Recollections of growing up in North Watford in the 1920s
I was born [in 1921] at 22 Lowestoft Road, Watford in Hertfordshire, in the house where my father had been born in 1894. The houses in Lowestoft Road, Watford, were first occupied in 1892. Number 22 was slightly larger than the others in the terrace because the upstairs area went over the alley on one side of the house.
Lighting was by coal gas, and quite a good light came from the mantles in glass globes. The light was controlled by chains from the ceiling fitting. In the scullery the only light was from a naked flame from a "fish tail" burner. Cooking was done on a coal fire range in the living room and this stove was the main source of heating too, and it seemed to me that it was constantly being cleaned to keep the bright parts burnished and the rest rubbed with Zebo blacking. The front room was always kept clean but only used for when we had visitors. There was no bathroom and the only lavatory was a closet with an entrance from the yard.

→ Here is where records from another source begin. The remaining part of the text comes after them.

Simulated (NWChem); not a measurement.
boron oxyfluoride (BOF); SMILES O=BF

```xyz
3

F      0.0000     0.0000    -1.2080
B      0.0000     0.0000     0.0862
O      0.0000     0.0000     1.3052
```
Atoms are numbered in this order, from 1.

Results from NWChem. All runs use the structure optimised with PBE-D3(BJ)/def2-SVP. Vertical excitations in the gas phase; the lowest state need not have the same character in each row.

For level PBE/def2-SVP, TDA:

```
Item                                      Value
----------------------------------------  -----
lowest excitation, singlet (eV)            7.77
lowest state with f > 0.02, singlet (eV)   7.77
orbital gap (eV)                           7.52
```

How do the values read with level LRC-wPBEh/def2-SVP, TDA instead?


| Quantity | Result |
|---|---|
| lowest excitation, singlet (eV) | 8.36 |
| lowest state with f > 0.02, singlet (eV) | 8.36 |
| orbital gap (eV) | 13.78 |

At that time there were still street traders. Milk was delivered from a churn on a handcart, and the milkman filled his customer's jug using a dipper to measure the amount. A cart of red painted wicker was used by the postman. There was still a muffin-man with a handbell, and a man who we called "Old Cods Head" who may have been a fishmonger, but it is more likely that the "cods' heads" he shouted about were cat food.
Some evenings, Mum would take me to Watford Junction railway station to meet Dad returning from work. I would stand with my hands gripped to the sooty railings, alongside the Bridle Path, and through them I would watch the trains. After dark the express locomotives would roar by, trailing a shower of burning cinders and with the glare of the firebox lighting up the smoke and steam.
Unemployed servicemen, many of them crippled in the recent war, 'sold' matches in the streets. On one occasion I was given money to hand to one such man and I took a box of matches from his tray. I didn't know that the matches were just for show and I was very embarrassed when people laughed at me.
I started school in September 1926, at Callow Land Mixed Infants School in Leavesden Road, Watford. It was between Lowestoft Road and St Albans Road, just a short walk from home. All I can remember of the school is the assembly hall with, at one end, a large carved wooden rocking horse. There I learned to read and write. My arithmetic was rather basic, and consisted mainly of learning the "times table" by rote.
The Jones family's link with our rural past was broken when my grandfather died. No longer did we have the horse and trap (Nobbler, an unbroken stallion would end his days in a field at Warlingham) and gone was the small holding in North Watford. But at 22 Lowestoft Road there were chickens to be fed and eggs collected, and I called the fan-tailed pigeons mine and ate their eggs.
I progressed from Mixed Infants and started at Callowland Boys School, which was also in Leavesden Road and still only a short walking distance from home. It was between Shakespeare Street and Acme Road. I did fairly well in most subjects and enjoyed art and woodwork. Woodwork classes were held in a large wooden building in the school yard. In my imagination I can still smell the odour of hoof and horn glue, which was kept hot in a double boiler on the stove. The heady whiff of French polish I remember too.
In 1929 we moved to a new house. 74 Bushey Mill Crescent, Watford, had just been built and cost us a little over £700. For the first time we had electric light in our home, and by putting an adaptor into the bulb socket Mum could now have an electric iron. Connected the same way was a transformer, called an ECKO Eliminator, which replaced the high tension battery for the wireless. This house also had a bath with a gas geyser to heat the water. We also had the luxury of an inside lavatory.
When time came to sit the examination for secondary school education, the Eleven Plus, I failed. Most children were able to try again but I was 12 years old before the next examinations, which disqualified me. So next I attended Alexandra School which is between Ridge Street and Judge Street in North Watford. Unlike my previous school, Callow Land, it was for both boys and girls. Most of the time there I was in Mr Camburn's class and he was a good teacher who expected hard work, but it was the happiest of my school days. I should have left school at 14 years of age but due to high unemployment I was advised to remain at school.